I wondered this myself, since the singularity is assumed to be a point, thus it should spin as fast as possible.

But this appears to be more complicated:

https://physics.stackexchange.com/questions/183832/typical-r...

https://physics.stackexchange.com/questions/174247/is-there-...

Taken from one of the stackexchange posts, this is quite interesting: http://www.nature.com/news/spin-rate-of-black-holes-pinned-d...

Essentially, when spinning a black hole doesn't have a point at it's center but a ring (a point can't rotate).

Theoretically a black hole can spin faster than the speed of light since the event horizon is just space, not matter, and space can certainly exceed the speed of light (see expansion of the universe).

IIRC from relevant literature, the event horizon shrinks with increasing speed until it vanishes once the speed of light is exceeded and leaves behind a naked singularity; a black hole with no event horizon.

What is a black hole with no event horizon? Does that mean that once crossing, you are instantly subject to a great gravity? So there's a gravity gradient? How is that possible?
It's a naked singularity. Light can escape from the center ring of the singularity and you could possibly observe it. What exactly it is we don't know, our physics just break down that deep into the gravity well. It could just be a barely visible ring that saws your spaceship in half if you fly through or a wormhole or possibly anything really.
The event horizon is not a shield from gravity. It's the theoretical shell/radius inside which light cannot escape no matter what direction it's travelling. Photons sort of accumulate around the event horizon of a spinning black hole[0], because it takes them more orbits to escape the closer they get to the horizon, but without any matter/photos to observe, the event horizon is just a theoretical shell/radius limiting observation.

A black hole without an event horizon is a naked singularity[1], a concept in theoretical physics resulting from looking at the mathematical equations that describe black holes and observing that the event horizon's radius becomes undefined at certain angular velocities[2]. It's not clear if it can exist in reality.

AFAIK (not a physicist), gravitational force of a specific object (as a function of distance) cannot be discontinuous, can it? It's definitely not under the classical F=G(M1)(M2)/r^2 equation. Force can't be discontinuous unless mass changes discontinuously or space changes discontinuously. But I don't know if there are extreme conditions (and a naked singularity might qualify) where that equation breaks down, or is thought to break down?

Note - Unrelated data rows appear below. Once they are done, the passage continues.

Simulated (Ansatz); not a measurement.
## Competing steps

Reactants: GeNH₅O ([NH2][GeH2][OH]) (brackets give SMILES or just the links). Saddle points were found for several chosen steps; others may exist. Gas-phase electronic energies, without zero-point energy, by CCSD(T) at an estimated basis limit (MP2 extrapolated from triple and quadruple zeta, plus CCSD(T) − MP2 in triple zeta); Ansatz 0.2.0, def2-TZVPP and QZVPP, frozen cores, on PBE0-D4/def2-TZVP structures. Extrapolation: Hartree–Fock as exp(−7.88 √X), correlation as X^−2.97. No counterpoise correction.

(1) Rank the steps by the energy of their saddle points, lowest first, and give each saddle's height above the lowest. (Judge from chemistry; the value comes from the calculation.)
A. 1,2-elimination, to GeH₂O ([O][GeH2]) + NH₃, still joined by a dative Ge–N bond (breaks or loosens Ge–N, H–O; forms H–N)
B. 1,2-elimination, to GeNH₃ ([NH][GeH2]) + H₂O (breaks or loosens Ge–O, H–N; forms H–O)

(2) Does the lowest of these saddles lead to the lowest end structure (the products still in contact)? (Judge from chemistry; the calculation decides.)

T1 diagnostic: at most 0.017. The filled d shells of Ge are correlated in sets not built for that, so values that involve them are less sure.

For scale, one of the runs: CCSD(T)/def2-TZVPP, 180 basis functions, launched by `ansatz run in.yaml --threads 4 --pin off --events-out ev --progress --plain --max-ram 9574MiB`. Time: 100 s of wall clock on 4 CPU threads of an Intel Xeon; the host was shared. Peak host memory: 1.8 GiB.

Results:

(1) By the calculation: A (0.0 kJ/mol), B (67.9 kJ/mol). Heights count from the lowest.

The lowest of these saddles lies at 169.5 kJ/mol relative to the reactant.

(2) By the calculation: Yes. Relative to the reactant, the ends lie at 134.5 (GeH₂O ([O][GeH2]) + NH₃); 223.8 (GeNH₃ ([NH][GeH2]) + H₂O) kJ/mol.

[0] to support the movie Interstellar, several people worked on an accurate rendering, based on known physics, of a rotating black hole: https://astronomynow.com/2015/02/14/interstellar-technology-...

[1] https://en.wikipedia.org/wiki/Naked_singularity

[2] https://physics.stackexchange.com/questions/147034/rotating-...

It means that the black hole is close to extremal. This means that the space near them is deformed in even more interesting ways than around a boring old non-spinning spherically-symmetrical hole.

I think it's often assumed that most black holes in the universe would have relatively low spin, compared to their mass. The research here is saying that, perhaps, the way that stars collapse would produce near-extremal holes in most cases, so they would be common in the universe.

I recommend reading up on black hole geometry ad Kerr(-Newman) holes; it's likely that any description that fits in a HN comment will leave you knowing less than when you started.

Rotating black holes have a ring singularity, not a point singularity.
I am confused by this as well. The only thing I can imagine is "the matter falling into the hole at the event horizon moves at near the speed of light, relative to the center of the black hole". But I'm not 100% sure.

The angular momentum inside the black hole should then also reflect this, but I don't know if physicists are too confident about what the matter inside a black hole looks like.